Configure agent for automatic fail over
Hope everyone is fine and safe during these tough times.
I would like to point out that i"m not a SME but have received the responsibilities of RSA and am learning as I go.
We have an Instance of Authentication Manager and one replica.
We have a few agents installed.
How do I either configure a new agent or reconfigure a pre-existing agent to automatically do the load balancing between available servers (primary and replica) and automatically fail over to the replica if primary instance becomes unreachable?
Reason I'm asking is that last week we have an issue on the site where the primary instance was located. But it did not switch over automatically to the replica.
Thank you in advance
- Auth Agent
- Authentication Agent
- Community Thread
- Forum Thread
- primary and replica replace
- replica to primary
- RSA SecurID
- RSA SecurID Access
At the risk of sounding like a consultant, the answer is "it depends."
Legacy agents that use UDP port 5500 such as the Authentication Agent for Windows version 7.4.x or earlier will learn what replicas are available and avoid those that are not responding, and if replica goes off line suddenly, they should time out in 30 seconds to fail over (5x retires at 5 seconds timeout each). However there could be local files such as sdopts/rec and sdstatus.12 that override the use of some replicas. You can safely delete sdstatus.12 (or sdstatus.1 on PAM v. 7 or earlier agents) since this is basically an elephant cache file. If sdopts.rec exists, you need to investigate why someone implemented it. Same directory as sdconf.rec.

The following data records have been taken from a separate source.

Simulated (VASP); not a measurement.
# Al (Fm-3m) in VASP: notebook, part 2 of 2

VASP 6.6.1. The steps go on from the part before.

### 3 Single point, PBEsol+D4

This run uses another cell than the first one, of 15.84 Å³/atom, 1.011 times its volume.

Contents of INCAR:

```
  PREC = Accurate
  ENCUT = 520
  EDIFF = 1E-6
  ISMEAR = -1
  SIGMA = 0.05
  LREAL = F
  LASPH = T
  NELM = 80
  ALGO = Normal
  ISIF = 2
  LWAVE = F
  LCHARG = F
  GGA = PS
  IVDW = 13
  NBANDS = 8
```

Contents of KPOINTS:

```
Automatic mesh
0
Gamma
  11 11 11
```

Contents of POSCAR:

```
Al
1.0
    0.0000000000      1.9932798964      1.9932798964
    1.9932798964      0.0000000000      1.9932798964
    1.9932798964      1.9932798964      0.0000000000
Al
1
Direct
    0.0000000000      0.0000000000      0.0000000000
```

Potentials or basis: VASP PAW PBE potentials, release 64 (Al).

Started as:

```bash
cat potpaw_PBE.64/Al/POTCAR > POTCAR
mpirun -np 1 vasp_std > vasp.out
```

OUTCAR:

Newer ReST agents, such as MFA agent v. 1.x, PAM agent 8.x in ReST configuration, only have fail-over capabilities that must be configured, so you have to . ReST agents authenticate against TCP port 5555. ReST agent support must be enabled or configured in the Security Console - Setup, and unlike most Auth Manager configuration that are replicated from the primary to the replicas, this one must be enabled on replicas too. If you have ReST agents not failing over, I'd check this first, but on the replica Security Console.
There are some TCP agents that mostly are Partner products that use agent API ver. 8.5 or 8.6 and authenticate against TCP port 5500.
To expand on Jay's response, the newer "REST" agents are configured by a Fully Qualified Host Name (FQHN) in a URL. The agent will resolve this FQHN to one or more addresses. The agent will "round-robin" between all the addresses to which the FQHN resolved.
For example, the administrator could define a new DNS name like "authservices.corp.com". If a replica is being added, the replica's address could be added to the DNS entry once the server is available. Similarly, if a server was being shutdown, the server's address would be removed from the DNS configuration. This same mechanism could be used to control specific sets of agents and force them to only use specific servers. I could have FQHNs for each agent group and use that FQHN to control the servers to which those agents send authentication requests. The agent uses a closed CA, so the FQHN for the server addresses need not have any relation to the specific system's FQHN.
The REST agent provides a lot of flexibility and an improved user experience. Agents should recover more gracefully if a server becomes unavailable. Unlike the UDP protocol, the REST agent has a "fail-fast" design with a short connection timeout and longer read-timeout. If a server is unavailable (and the agent is unable to connect), the agent moves-on to the next server. In the legacy UDP agent, a server failing to respond results in an authentication failure.